Information and communication technologies (ICT) are leading to a hyperconnected world where people and businesses can communicate with each other instantly. It is introducing new business opportunities by improving efficiency and productivity and generating new products and services (World Economic Forum, 2012). Much like the advent of railways and electricity, it is also profoundly changing the dynamics of economic growth.
The global online population is increasing at a rapid pace: The number of global Internet users increased from 361 million in 2000 to 2.4 billion in 2012 (Internetworldstats. com). Asia has the largest number of Internet users, accounting for 45 percent of the global online population, followed by Europe (22 percent) and North America (11 percent). In 2012, Africa evidenced the largest increase in Internet usage since 2000 (3,600 percent), followed by the Middle East (2,640 percent) and Latin America and Caribbean (1,311 percent) (Table 20.1).
1. Global E-Commerce
The size of global e-commerce (comprising business-to-business and business-to-consumer transactions) was estimated at $16 to 20 trillion in 2013, accounting for about 14 percent of global sales. There are already a number of stories about business successes with global online sales. A producer of draperies and other goods in New York, for example, sells her products in faraway places as South Africa, Turkey, and Saudi Arabia. Women entrepreneurs in Guyana are selling hand-woven hammocks to consumers in different parts of the world via the Internet. Global business-to-business e-commerce has also been quite successful in a number of industries. Websites such as E-steel, COVISINT, and Commercx are linking buyers and sellers of steel, car parts, and plastics, respectively, and facilitating greater volumes of cross-border trade (Freund and Weinhold, 2004).
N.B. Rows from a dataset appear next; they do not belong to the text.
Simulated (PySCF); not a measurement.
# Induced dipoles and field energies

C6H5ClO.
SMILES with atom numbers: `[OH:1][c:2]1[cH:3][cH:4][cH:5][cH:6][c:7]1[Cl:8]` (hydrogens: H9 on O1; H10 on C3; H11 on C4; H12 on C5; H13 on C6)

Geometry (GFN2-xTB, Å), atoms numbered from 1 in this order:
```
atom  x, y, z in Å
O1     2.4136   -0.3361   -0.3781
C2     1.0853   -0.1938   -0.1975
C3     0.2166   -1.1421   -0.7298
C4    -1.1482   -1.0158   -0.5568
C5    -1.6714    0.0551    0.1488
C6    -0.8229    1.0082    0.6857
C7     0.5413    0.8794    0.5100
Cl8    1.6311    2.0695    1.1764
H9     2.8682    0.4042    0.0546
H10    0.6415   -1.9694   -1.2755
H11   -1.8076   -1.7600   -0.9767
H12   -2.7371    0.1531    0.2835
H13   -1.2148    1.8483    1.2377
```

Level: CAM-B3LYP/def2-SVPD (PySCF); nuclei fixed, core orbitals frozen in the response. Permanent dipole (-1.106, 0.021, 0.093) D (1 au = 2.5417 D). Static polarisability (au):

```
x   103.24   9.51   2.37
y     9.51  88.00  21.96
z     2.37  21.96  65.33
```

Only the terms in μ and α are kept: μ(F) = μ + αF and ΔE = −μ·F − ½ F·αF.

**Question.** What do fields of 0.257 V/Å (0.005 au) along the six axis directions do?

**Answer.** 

2. The Internet and International Trade
Many studies show the positive effects of the Internet on international trade. The Internet reduces search costs (the cost of matching buyers and sellers) as well as the costs of finding agents, distributors, or retailers. Local distribution costs, including wholesale and retail margins, are estimated to be about 55 percent ad valorem tariff for the United States and 40 percent for other countries (Anderson and Van Wincoop, 2004). The Internet enables direct links in the supply chain. It also allows direct sales to the consumer without using intermediaries. Brynolfsson, Hu, and Michael (2003) show that increased product variety through electronic markets can be a significant source of consumer surplus gain. This happens because online retailers are able to provide a large number of products for sale without regard to warehouse space. For example, the number of book titles available at Amazon.com is fifty-seven times greater than the stock of books in any large bookstore. Internet retailers have unlimited “virtual inventory” and can offer a greater range of products and services to consumers than brick-and-mortar retailers. The Internet platform also allows firms to learn far more information about consumer preferences (e.g., through search engines, website visits, terms used to search for information) and thus tailor advertisements that are targeted to specific market segments at a relatively low cost.
Freund and Weinhold (2004) show that the reduced transaction costs arising from the Internet help increase the volume of international trade. The positive effects of the Internet are larger for developing countries than for advanced nations, partly because advanced countries have developed the requisite infrastructure and networks to access world markets. The new platform thus reduces the importance of past linkages for current trade. The Internet is likely to have a greater effect on the volume of trade in services (than on goods) because of the intrinsic nature of services.
In spite of the rapid increase in global e-commerce, there are still a number of challenges to overcome:
- Logistics and payment issues: Even though the Internet provides easy access to global goods and services, shipping and distribution to different corners of the world can be difficult. The Internet does not eliminate challenges related to transportation, distribution, and tariff and nontariff barriers, as well as payment and financing. Some businesses may not have acquired the core capabilities for exploiting electronic banking: technical and business dynamic capabilities such as managing customer relationships and integrating physical and virtual channels.
- High return rates: Consumers cannot touch and see the physical product and may have a different impression when they actually see the product. Furthermore, the cost of shipping and tariffs may make the product less competitive. Some estimate that international return rates for goods ordered online can be as high as 80 percent.
- Customer trust: The biggest challenge to online commerce is ensuring customer trust. The threat of online scams, credit card fraud, and similar problems may make customers reluctant to use online stores.
- Limited ICT readiness in many developing countries: In many developing countries, the level of ICT readiness is still quite low because of an insufficient development of ICT infrastructure. This makes it difficult to access a good part of this market online.